HISTORY OF 125 N. MAIN ST
125 North Main Street, Mooresville, North Carolina where EAST currently resides was once the Central Hotel, Mooresville’s first hotel, owned by Cyrus A. Johnston. Before Johnston opened the hotel, train passengers would stop by his house thinking it was a boarding house. Johnston added an eight-room brick building to the back of his house due to its popularity. It operated from the late 1880s to the late 1920s until it was torn down. The Central Hotel was Mooresville’s finest hotel and gathering spot for many years.
In 1904 Mr. Johnston retired from the business, closed the hotel, and rented the space for offices. The building was eventually torn down and in 1925 the current buildings were erected. The building on the left end was originally the Delk’s 5 and 10 store. The building in the middle was first used for offices and a barber shop, and in the 1940s became the Central Theater.
In 1903, the year before Mr. Johnston retired, John Mack came from Roum, Lebanon to North Carolina. Mr. Mack settled first in Charlotte selling goods from packs he carried from house to house. In 1907 he returned to Lebanon, and a year later in 1908 he brought his son Charles and his daughter Nora back to Charlotte with him. In 1909 his son Side also joined the family in North Carolina. In 1910 the Charlotte store burned and shortly thereafter Mr. Mack moved to Mooresville with his family. On December 24, 1912, he opened his new store, John Mack & Son (currently the home of Adams & Associates Architecture across the street). The store sold men’s and women’s clothing and operated until 1993 when it closed after 81 years.
In 1941, Side Mack, enlisting his sons Mitchell and Ed on the task, acquired the building so that John Mack & Sons could expand. In 2003, Ron Mack acquired his uncle’s stake in the building, and he and his father Mitchell Mack discussed renovations. Ultimately were unable to make them before Mitchell’s death in 2017. In 2020, Ron and his family began to transform the space into what Ron and Mitchell believed it could be.

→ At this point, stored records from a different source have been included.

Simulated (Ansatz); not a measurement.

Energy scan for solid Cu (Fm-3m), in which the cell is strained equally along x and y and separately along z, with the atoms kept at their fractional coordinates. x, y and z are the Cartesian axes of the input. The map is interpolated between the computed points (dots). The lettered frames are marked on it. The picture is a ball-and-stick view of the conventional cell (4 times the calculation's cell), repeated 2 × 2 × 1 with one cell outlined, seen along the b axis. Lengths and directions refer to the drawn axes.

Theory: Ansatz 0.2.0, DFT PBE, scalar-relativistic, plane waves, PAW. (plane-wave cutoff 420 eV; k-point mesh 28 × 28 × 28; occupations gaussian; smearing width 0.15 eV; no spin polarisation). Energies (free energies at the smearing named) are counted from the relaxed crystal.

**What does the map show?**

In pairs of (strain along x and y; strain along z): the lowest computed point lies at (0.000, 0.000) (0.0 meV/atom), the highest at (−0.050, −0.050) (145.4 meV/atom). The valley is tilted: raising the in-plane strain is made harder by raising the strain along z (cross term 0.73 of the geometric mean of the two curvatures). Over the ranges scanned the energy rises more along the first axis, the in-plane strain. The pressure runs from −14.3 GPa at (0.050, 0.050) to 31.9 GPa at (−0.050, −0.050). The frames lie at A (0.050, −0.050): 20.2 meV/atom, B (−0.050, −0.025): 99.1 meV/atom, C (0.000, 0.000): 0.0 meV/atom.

Mitchell Mack – whose resume of service included Chamber of Commerce and municipal government leadership roles, 70 years in the choir along with Elder and Deacon duties at First Presbyterian Church, seven decades in Scouting, a 65-year run of perfect attendance at Rotary Club meetings and active roles in a decades-long list of community, business and church projects that led to recognition as Mooresville’s Citizen of the Year in 1986 and Order of the Long Leaf Pine status, North Carolina’s highest honor for citizen service and accomplishment – lived a lifetime of service to the Mooresville community. Mitchell’s legacy of quiet, selfless leadership by example inspired countless others to follow in service, continues to this day to make his hometown a better place.
Today, the careful preservation of this building by Ron Mack, as Ron says, “is not about a building but a man and the way he lived his life. He believed in honesty, integrity, family, faith, hard work and service to the community.”